What/who has influenced your musical journey at Berklee and how?

At Berklee I am influenced and inspired by so many of my friends and professors. Every day is full of breathtaking musical experiences and exposure to musical culture from all corners of the earth. I admire the obsession with music that is so evident within the Berklee community. In particular, I have been very grateful to study with John Stein, maestro Simon Shaheen, Jimmy Kachulis, and Steve Hunt.

 

Tell me about your trip to Zambia.

More Music More Love is a charity project that was initiated in spring 2013 by three undergraduate Berklee students: Lu Gari, Layth Sidiq, and myself. The goal of our project is to support and promote music education in Zambia as well as to help create opportunities for disadvantaged Zambian children to access musical training. We fundraised in Boston and Mexico to donate the following musical instruments and accessories to the National Arts Council of Zambia to be used by the Lusaka Youth Orchestra (LYO): two clarinets, one violin, three flutes, four guitars, 10 tuners, guitar strings, 100-plus saxophone reeds, and other musical accessories.

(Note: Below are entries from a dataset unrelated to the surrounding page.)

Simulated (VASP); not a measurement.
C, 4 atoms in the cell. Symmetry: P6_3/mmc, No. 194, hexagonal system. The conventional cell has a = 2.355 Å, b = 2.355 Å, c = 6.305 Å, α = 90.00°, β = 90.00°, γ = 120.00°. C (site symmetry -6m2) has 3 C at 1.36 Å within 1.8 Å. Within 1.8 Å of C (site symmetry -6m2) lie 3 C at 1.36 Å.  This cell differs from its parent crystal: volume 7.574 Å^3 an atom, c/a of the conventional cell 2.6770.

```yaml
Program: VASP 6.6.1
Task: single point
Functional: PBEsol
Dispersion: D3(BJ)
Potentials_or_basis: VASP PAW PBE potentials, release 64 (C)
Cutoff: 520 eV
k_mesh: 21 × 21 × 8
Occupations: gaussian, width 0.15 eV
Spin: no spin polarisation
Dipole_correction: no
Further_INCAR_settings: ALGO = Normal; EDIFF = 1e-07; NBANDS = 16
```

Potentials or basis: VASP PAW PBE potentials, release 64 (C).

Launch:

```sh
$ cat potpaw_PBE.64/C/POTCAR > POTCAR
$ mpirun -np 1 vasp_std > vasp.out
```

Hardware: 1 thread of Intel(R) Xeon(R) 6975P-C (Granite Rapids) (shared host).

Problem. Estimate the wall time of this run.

We are very grateful to Guitar Center's Massachusetts Avenue branch, Hermes Music Mexico, my mentor Tony Susen (of the Berklee Community Mentor Program), and Global Youth Groove for making this donation possible. In mid-August we will be presenting the donation to the Lusaka Youth Orchestra. 

My team and I will also be volunteer teachers at the annual American International School of Lusaka Music Camp. In addition, we will give workshops at the two Lubuto libraries in Lusaka. The Lubuto libraries are special libraries that serve underprivileged children and teenagers through a variety of mentoring, literacy, and artistic programs.

 

How do you think your Zambia trip will influence and inform your Berklee experience?

I feel very grateful for all the opportunities and resources I have at Berklee. It makes me realize how lucky we Berklee students are, when I look at the music education system here in Zambia. You can’t buy many instruments here, teachers are in short supply, conservatories don't really exist yet, and there are no concert halls. Music education in general is not really promoted and yet there is an abundance of talent here in Zambia. As the first Zambian student at Berklee, I feel it is my duty to help the music community in Zambia grow.